How do you invest $10,000 for passive income today? I’m glad you asked. You can choose five to 10 diversified exchange-traded funds (ETFs) and invest $2,000 or $1,000 in each. Choose diversified ETFs, so there’s as little correlation as possible between them. After all, you don’t want to over allocate your portfolio to any one sector, group of stocks, or bonds.
If you’re building a portfolio of stocks, you can also choose five to 10 diversified stocks. Let’s assume you chose to buy roughly $2,000 in five diversified dividend stocks to minimize trading fees.
Choose Bank of Nova Scotia for a nice yield and moderate growth
Bank of Nova Scotia (TSX:BNS)(NYSE:BNS) has a strong presence in Canada, but is also one of the most global banks in Canada. It has retail and commercial banking operations in over 55 countries.
Today, it yields 4.7%. So, an investment of roughly $2,000 at $60 implies you can buy 33 shares and earn $93 per year. The bank is likely to grow earnings 4-6% in the foreseeable future, so investors can expect its dividend to increase in that range as well.
Choose Brookfield Renewable Energy for a high yield
Brookfield Renewable Energy Partners LP (TSX:BEP.UN)(NYSE:BEP) can generate up to 7,400 megawatts (MW) of power using its hydropower facilities and wind farms. Its contracted cash flows make its annual payout of 6.3% really safe.

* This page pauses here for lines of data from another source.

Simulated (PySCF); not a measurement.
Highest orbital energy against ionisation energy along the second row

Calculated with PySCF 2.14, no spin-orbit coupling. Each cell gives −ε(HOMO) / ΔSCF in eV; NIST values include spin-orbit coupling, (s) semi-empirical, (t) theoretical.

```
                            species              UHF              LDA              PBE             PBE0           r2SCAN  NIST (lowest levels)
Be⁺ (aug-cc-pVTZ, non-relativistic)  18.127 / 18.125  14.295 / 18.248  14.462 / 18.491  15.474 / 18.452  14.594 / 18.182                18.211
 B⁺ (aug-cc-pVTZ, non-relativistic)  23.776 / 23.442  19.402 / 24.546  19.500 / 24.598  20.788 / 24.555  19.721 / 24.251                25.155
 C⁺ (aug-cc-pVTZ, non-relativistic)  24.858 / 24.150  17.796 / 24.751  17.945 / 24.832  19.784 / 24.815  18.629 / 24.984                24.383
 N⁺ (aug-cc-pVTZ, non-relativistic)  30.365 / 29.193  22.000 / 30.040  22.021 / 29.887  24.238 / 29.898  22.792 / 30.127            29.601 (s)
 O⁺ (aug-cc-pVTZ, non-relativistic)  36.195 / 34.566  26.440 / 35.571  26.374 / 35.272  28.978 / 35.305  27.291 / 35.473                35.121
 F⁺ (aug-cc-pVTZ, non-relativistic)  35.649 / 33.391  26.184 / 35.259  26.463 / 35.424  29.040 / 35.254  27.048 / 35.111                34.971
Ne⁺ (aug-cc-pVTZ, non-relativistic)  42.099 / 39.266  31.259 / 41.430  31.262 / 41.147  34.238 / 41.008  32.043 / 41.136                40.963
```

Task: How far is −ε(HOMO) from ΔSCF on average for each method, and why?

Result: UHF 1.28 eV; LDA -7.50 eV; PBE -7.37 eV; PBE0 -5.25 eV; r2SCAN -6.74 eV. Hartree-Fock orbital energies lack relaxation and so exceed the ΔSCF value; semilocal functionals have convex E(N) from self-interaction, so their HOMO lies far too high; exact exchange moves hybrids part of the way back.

The high yield is partially due to the strong U.S. dollar. The utility pays out U.S. distributions. If we assume that the U.S dollar declines and a US$1 dollar equates to CAD$1.15, the shares would still yield close to 5.5%.
Buying $2,000 worth of shares at $35, implies you can buy 57 shares, and earn $109-125 per year. The utility forecasts to grow distributions by 5-9% per year.
Choose Enbridge Inc. for a decent yield and high growth
Enbridge Inc. (TSX:ENB)(NYSE:ENB) stores and transports oil and gas, and can generate up to 1,800 MW of power. Enbridge is planning to invest $38 billion into the business through 2019. So, the business can see itself increasing dividends by 14-16% per year through to 2019.
It yields 3.3%. When buying $2,000 worth at $56.50 per share, you can buy 35 shares and generate $65 of passive income per year. And you’d generate $109-117 by 2019.
Choose Loblaw for double-digit growth
Over 14 million Canadians shop at a Loblaw Companies Limited (TSX:L) retail store every week. Its 2,300 stores across the country include banners such as Shoppers Drug Mart, Extra Foods, Superstore, T&T Supermarket, etc.
At $69 per share, Loblaw’s shares aren’t cheap, but trade at a high multiple of 20. It only yields 1.5%, but its earnings are expected to grow at a rate of over 12% a year. So, it’s a solid consumer staple stock to consider.
Choose Dream Office REIT for its 10% yield
Lastly, there’s Dream Office Real Estate Investment Trust (TSX:D.UN) to compensate for Loblaw’s low yield. Dream Office yields 10.6% at $21.2 per unit. It collects rent from 2,200 tenants across 34 cities.
Its payout ratio is on the high end at 95%, leaving little room for mistakes. The good news is, Dream Office’s occupancy rate has historically been higher than the national office occupancy rate by 3-4%, so the REIT could either keep old tenants or get new ones pretty quickly.
When buying $2,000 worth at $21.2 per unit, you can buy 94 units and generate $210 of passive income per year.
In conclusion
By owning roughly $2,000 each in shares at these prices, you could get an average yield of 5.1%, a passive income of $510 per year. That income will grow at least 6% year over year based on the dividend growth estimates above, though Dream Office’s distribution is not expected to grow.
At the end of the day, only you understand your own risk tolerance and time horizon, and only you can choose whether you want more growth or income. It’s not hard to invest $10,000. The hard part is deciding what to buy based on your goals for each investment and for your portfolio, and holding on to the shares to achieve your goals.
The long-term investment approach encourages you to buy more shares over time. If you consistently invest through the ups and downs, you’d get the most growth and income from your dividend portfolio. If you do it right, you should be happy to pick up more shares when prices go lower.